Neo Fly Away

Hi.

I have had the Neo since September as a new recruit to the world. I tend to read and research everything and go slowly slowly seeing how things work. I was so impressed with the Neo I bought an Avata 2 but haven’t flown it much yet until I am fully happy with the Neo

However

In the space of a few days I had 2 Fly Aways while using the RC-N3 controller.

The first only had 8 or 9 Satellites . Home Point was updated. It gave a No Satellite Positioning message then started flying backwards then off to the side before crashing into me

The second one was much worse

18 to 20 satellites, Home Point updated and hovering 90 ft above my head (above Home) until it went bonkers.

at 180 degrees through a 360 yaw I got a No Satellite Positioning message (dropped to 8 satellites then back to 11 then 15 in 0.5 of a second)

When it completed the 360 and I centred the yaw the motors went mad then it shot off in the direction it was pointing when the Satellite loss message came up.

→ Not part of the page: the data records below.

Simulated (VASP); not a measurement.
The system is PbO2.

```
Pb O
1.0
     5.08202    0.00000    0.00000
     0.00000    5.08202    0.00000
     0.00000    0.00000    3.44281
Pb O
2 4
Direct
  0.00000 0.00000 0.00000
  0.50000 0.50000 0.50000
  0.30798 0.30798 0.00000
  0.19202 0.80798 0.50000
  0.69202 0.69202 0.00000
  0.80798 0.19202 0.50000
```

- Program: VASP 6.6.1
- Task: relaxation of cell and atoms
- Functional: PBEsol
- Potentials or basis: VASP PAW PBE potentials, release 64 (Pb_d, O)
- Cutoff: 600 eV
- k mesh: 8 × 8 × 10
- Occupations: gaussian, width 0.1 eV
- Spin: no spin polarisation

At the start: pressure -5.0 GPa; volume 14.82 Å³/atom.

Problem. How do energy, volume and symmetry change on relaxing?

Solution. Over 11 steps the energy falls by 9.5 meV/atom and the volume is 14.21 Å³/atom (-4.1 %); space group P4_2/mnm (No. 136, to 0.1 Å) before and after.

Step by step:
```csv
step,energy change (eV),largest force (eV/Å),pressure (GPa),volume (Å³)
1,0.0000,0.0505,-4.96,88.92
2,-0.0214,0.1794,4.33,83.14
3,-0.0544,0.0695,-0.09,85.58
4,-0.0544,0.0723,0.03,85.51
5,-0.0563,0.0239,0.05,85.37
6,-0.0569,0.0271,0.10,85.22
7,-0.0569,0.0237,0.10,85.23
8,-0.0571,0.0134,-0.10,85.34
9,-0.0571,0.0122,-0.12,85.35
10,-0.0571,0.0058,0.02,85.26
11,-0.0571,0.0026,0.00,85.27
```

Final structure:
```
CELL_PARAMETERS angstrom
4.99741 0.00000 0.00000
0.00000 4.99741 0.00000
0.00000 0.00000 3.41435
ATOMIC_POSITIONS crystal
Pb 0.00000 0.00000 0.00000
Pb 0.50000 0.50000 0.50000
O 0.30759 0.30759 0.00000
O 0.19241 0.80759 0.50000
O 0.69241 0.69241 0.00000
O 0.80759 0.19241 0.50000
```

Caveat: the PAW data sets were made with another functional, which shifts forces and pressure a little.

It reached 52.6 mph before it hit something solid . Outright dangerous

Despite it heading away from Home (as it was always above Home) it went into Go Home mode as it was flying away from Home ! . Hitting Cancel didn’t stop it

I see there is a lot more data in the Offline Log Reader .

It clearly was fully out of control as Normal mode restricts it to 6 m/s (about 13.4 mph)

There seem to be lots of Fly Aways on the Neo with the Controller

I have sent all the data to DJI

Is there anything else I can do or pull from the logs that proves they have a serious safety issue with the Neo flown from a controller ?

Thanks in advance for any help and advice

Can you share your TXT flight logs here?

Hi, thanks

I uploaded to Wetransfer so see if this works

Neo Fly Away Flight Record

Flight less than 2 minutes

That file is empty (0 bytes).

Try this.

It showed 0 bites inFinder but after opening in a text editor 5.9 Mb

Neo Flight Record attempt 2

The second upload worked. Thanks!

The only error I see in the flight log is “No satellite positioning. Fly with caution.” at 0m 52s. Despite that message, the log shows the drone continued using GPS for positioning (OSD.isGPSUsed).

Everything seems to have been going as expected until 1m 19.6s. At that point, the drone began flying away as you described. Unfortunately, I don’t see anything in the flight log data that explains why this might have happened.

Please keep us updated once you hear back from DJI. I’m interested to hear what DJI has to say about this incident.

Thanks for having a look.

I also asked on the UK Grey Arrows Drone Club. The suggested I use Air Data to let others look at the logs. I shared your Flight Log Viewer as well

Whether it’s relevant ot not they pointed out a big battery voltage drop at 1:25 and Composs error at 1:23

I’ll let you know what happens

The voltage drop was likely caused by the sudden increase in speed, as shown in the Flight Reader chart below. You can observe a similar spike in battery voltage while the battery is under more load during takeoff at the beginning of the flight.



One notable factor is the “Satellite positioning signal weak” message that appeared early in both flights. If you encounter this message when flying your Neo in the future, it would probably be best to land and restart the drone to ensure a stable flight.

Thanks Mike. Makes sense :+1:

Assuming they replace the Neo it will be confined to Quick Shots and phone control and maybe a FPV crash test dummy :rofl:

I liked drone experience so much when I bought the Neo, I bought an Avata 2 which I am only just using now.

I’ll probably buy a Mini soon as well to do anything I might have done with the Neo and a Controller. I’m not prepared to risk that happening avain as its a danger to others.

For info this is the unedited video of what it looked like for real https://youtu.be/FARoiwc7SNA?si=j2Vev3X7yxqHY1Fy

The .txt log file indicates the Neo was pointing -162.2 at launch. Also indicated is that when the Neo reached 90 feet it was not directly overhead. Are these correct?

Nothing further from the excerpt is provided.